Well, it could be. The “Count” was handling the submissions by that time. And Ken and the Count and I had become good buddies, and it was a penny per word more. But I also contributed many stories for less money than
Dime Detective
during this same time to
Dime Mystery,
and
Horror Stories,
and
Terror Tales
for Popular Publications, where I was well-known. The reason wasn’t that I didn’t have time to write the stories for
Black Mask.
I was aware of the prestige of
Black Mask.

It is a good question and I’m not sure what the answer is. From 1934 to 1937, I didn’t return to
Black Mask.
Then I appeared regularly for five more years under two different editors. And even after Ken White took over
Black Mask
, I never appeared again after 1941. And I never created a series character for
Black Mask.

Many authors spoke of the extra care they put into writing for
Black Mask.
Dashiell Hammett (over fifty appearances) and Raymond Chandler (eleven stories) spoke of the special attention they brought to the creation of a good
Black Mask
story. Yet these two most famous creators of the
Black Mask
tradition narrated very different, but, at the same time, very typical
Black Mask
stories. Hammett wrote fast, terse tales that revealed character through action—and through the dialogue, especially the natural speech each character used. His narration was objective, flat, and realistic—despite the underlying melodrama of his very well-made plots.

For Chandler, as reported in his essay “The Simple Art of Murder”: “The scene outranked the plot, in the sense that a good plot was one which made good scenes.” Chandler’s tales were fast, but confusing. His narration was beyond realistic to the point of graphic poetry. He used similes like sledgehammers to describe a world gone wrong, a world filled with fear. But his dialogue was amusing with clever repartee that Hammett never used until he wrote
The Thin Man
, after his
Black Mask
days.

I asked Hugh if he did anything special to prepare to write his
Black Mask
stories. Unlike Chandler and Hammett, Hugh wrote for just about every fiction magazine genre that ever existed. Did he develop special strategies for each different kind of story? Did he ever emulate Hammett’s, or Chandler’s, or Fred Nebel’s writing strategies?

Hugh gave a very interesting, and I believe, a very revealing answer:

I really don’t know what strategies different kinds of stories require. I’ve read so many tales of all kinds—good ones, I mean, by great authors—that when I get what seems to be a promising idea, I just start writing. I have a very developed sense of how a good story is supposed to work on a reader.

In Hugh’s correspondence with me about his ten
Black Mask
stories collected in this book, he used a rating system. I asked him to tell us how he rates and evaluates his own stories.

How do I rate my stories? I simply re-read them and rate them on a scale of 1 to 10. A story has to be pretty darned good to win a 10 from me, whether it was published in
Nickel Western
or
The Saturday Evening Post.

Hugh and I reviewed some of the comments he originally sent to me as he first re-read and rated the stories in this collection. I wanted to pull out some specific standards Hugh might use when he analyzed what made a story work for him. I think an important idea about good story writing is revealed in Hugh’s first comments to me for “Smoke in Your Eyes,” from
Black Mask
, December 1938. Hugh wrote in part:

The hero owns a greeting card company. Girlfriend is a lovelorn columnist. Their hobby is detecting. There is a complicated plot here on several levels, but I didn’t get much feeling of suspense or urgency. The story is cleanly written, however, so I gave it a 5. (My emphasis, KHD)

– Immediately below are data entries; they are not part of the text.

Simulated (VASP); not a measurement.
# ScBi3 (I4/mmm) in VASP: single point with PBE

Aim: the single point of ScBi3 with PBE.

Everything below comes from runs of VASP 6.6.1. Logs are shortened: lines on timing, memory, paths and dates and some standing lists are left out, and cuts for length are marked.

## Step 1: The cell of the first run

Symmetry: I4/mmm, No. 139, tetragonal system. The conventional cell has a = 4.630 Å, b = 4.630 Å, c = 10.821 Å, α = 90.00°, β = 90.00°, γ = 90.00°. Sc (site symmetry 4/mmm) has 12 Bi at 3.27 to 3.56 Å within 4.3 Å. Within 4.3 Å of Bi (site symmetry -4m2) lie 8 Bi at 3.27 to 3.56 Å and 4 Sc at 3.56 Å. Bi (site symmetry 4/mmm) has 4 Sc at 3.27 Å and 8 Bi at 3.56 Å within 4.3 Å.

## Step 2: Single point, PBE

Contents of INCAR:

Despite the fact that this long tale (10,000 words) is cleanly written, and the central characters are unique and engaging with lots of background color, Hugh severely faulted the story, it seemed to me, primarily because it didn’t make him feel any strong emotion. I thought this such an important topic that I dropped Hugh’s rating review of his other
Black Mask
stories to follow through on this point. I thought I was really on to something. Here is what I wrote to him:

Hugh, tell us about the importance of creating emotions in the reader—what kind of emotions are needed for a successful horror/terror story vs. a detective tale, or a western, or a romance. You have written hundreds of great stories in all these different fields. Does each type of story require a different set of techniques to create the appropriate emotions in the reader?

I was surprised and educated by Hugh’s written response:

I’m not sure the word “emotions” is the right word here. Obviously, the reader has to
feel
something if a story is to be successful. And the reader is going to feel different things when reading different kinds of stories. A sense of adventure for a South Seas tale, for instance. Of the great outdoors when reading a western. Of suspense and mystery when dealing with a detective yarn. And so on. It is very important, essential to a satisfying reading experience, essential to a successfully written story.

That is an important answer for me. I think it speaks for itself and touches a chord that runs through all satisfying fiction. My misguided focus on “emotion” contrasts sharply with Hugh’s understanding of what a good story must do, at minimum, for the reader.

I next asked about one of Hugh’s areas of expertise:

You are associated with horror and terror stories of every kind by a very large audience of readers and fans. Despite your enormous achievements in so many other fields, you do seem to have a great affinity for the frightening, the “scary” fantasy story. And you’ve won more awards in the horror and fantasy fields than any other. Is there a difference in your mind between “terror” and “horror”? Harry Steeger, publisher of Popular Publications, and inventor of the shudder pulps, told me “horror” was the emotions of disgust, fear, etc. the reader feels watching what happens to a character in the story. He said “terror” is what the reader feels when he identifies with the evil forces or the villain, and feels the fear that terrible things might happen to him. What is your opinion?”

Harry Steeger had it right, Keith (Hugh responded). “Horror” is what you feel when you see a monster devouring a stranger. “Terror” comes when the monster is about to devour
you
.

What about villains? (I asked.) Alfred Hitchcock said something like the hero is nothing without the villain, and the story, no matter how interesting, will only make as strong an impact on the audience as the villain is interesting, dangerous, and threatening.

Villains? (Hugh replied.) They have to be convincingly villainous, of course. If the monster in your previous question about “terror” and “horror” is merely papier-mâché, nobody is going to feel either horror or terror. Hitchcock, of course, had it right. There has to be tension between conflicting forces for a story to create suspense, and a sense of urgency. The more real and interesting the evil forces are, the more opportunities the writer has to create exciting moments of action filled with suspense, or fear, or mystery, or horror, or terror, or adventure. Even in stories that don’t require villains in the traditional sense, like some romances, there have to be conflicts to create anticipation or surprise or a satisfying resolution. Boy gets girl—or boy doesn’t get girl because he doesn’t deserve her. Just like Hitchcock’s villains, if these conflicts are not interesting, or do not seem real, then the resolutions will be duds and the story won’t work.

My last question to Hugh related to traditional villains. My next:

But in horror/fantasy stories, instead of a human villain, there is often an evil force. Something like what Hitch-cock tried to do with birds, but often more obviously sinister and fantastic. Evil taken to an inhuman level. If that assumption is true, what can you tell us about story teller techniques that will make that evil come alive for reader?

Well, Keith, in the best horror-fantasy the evil force is a threat all through the story and the reader is kept constantly aware of it. H. P. Love-craft was good at this sort of thing.